Mary Johnson is helping youngsters stay off the streets this summer by providing lessons about self-esteem, God and bullying.

Johnson, of Walker, and several volunteers hosted Camp Outreach, a two-week camp in June aimed at helping youngsters grow spiritually and emotionally. The camp began in 1991, and its popularity is growing.

About 70 youth — one of the biggest groups since the camp’s inception — packed Club Outreach on Sunset Boulevard on June 18 and played games, colored and listened to community leaders talk about the importance of loving and respecting themselves.

John Vann, 9, of Walker, took a break from the day’s activities to eat a hot meal and said since starting the camp, he’s “learned about God and Jesus and how he helps people solve their problems.”

Vann said he’s happy at camp because it gives him something to do other than staying at home playing video games.

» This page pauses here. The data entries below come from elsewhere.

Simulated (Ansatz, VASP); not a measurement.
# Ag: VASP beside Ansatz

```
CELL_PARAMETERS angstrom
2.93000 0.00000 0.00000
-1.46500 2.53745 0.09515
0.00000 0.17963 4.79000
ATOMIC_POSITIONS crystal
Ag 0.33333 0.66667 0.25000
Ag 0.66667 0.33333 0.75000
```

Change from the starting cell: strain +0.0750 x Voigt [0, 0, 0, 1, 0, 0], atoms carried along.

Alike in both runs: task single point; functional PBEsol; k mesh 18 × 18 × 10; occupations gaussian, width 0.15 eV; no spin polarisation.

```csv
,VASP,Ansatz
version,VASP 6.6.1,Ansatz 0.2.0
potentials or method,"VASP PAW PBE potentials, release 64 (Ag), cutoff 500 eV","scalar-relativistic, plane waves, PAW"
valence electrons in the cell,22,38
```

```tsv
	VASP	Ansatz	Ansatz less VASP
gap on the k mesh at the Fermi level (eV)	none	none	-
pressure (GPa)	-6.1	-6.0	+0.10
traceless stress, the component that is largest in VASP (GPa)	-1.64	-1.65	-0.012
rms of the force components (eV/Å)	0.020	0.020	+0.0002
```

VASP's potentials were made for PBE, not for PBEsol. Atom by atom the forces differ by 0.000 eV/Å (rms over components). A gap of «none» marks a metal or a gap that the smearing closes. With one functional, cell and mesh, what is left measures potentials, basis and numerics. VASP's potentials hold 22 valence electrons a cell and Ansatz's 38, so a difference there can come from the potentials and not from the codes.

“I like this better,” Vann said.

Jordan Pittman, of Baton Rouge, said she’s learned about Moses.

“God gave him the 10 commandments,” the 9-year-old said.

Johnson said the goal of the camp — which also provides meals, crafts and other art activities, games and outside recreation — is to teach children the importance of prayer, good citizenship and the perils of bullying.

Each day, the youngsters begin their day with a prayer followed by lessons from members of the community, such as representatives from the Livingston Parish Sheriff’s Office, the Walker Police Department and the local fire department.

“Our mission is to equip them to be good citizens and have a good attitude,” Johnson said.

Many of the campers are at-risk or come from underprivileged homes and some have no mentor in the home, Johnson said.

Her goal is to make sure each child aims to be “the best person they can be.”

“You can pull yourself out of whatever society has injected into you,” Johnson said. “God loves them regardless of what gender or color they are.”

The camp has helped boost Ralyn Johnson’s self confidence, she said. “I’m awesome,” Ralyn said as she recalled the words of one of the week’s many speakers, who also told the children not to bully other children.

Ministers like Harris Reams Jr., of Osceola Church of God and Christ in Walker, remain during camp hours, which are 9 a.m. to 2 p.m., to talk with the children and help maintain order.

“I want to give back to the community that’s been good to me, that helped raise me,” Reams said.

“These are the kids in the neighborhood,” said pastor Sterling Perkins, of Unity Church of God and Christ in Walker. “We’re trying to develop good character.”

While the families are asked to pay $40 for each child attending the camp, Johnson has accepted children whose families are not able to pay. She said the camp is funded through donations from the community.

“We’re not turning anyone down,” Johnson said. “This gives them a place to go.”

On Friday, the campers will celebrate their last day at camp with a field trip to Fontainebleau State Park in Mandeville.

Following the camp, Club Outreach will provide free breakfast and lunch to youths through the end of July. The food and nutrition program, Johnson said, is paid for by the state.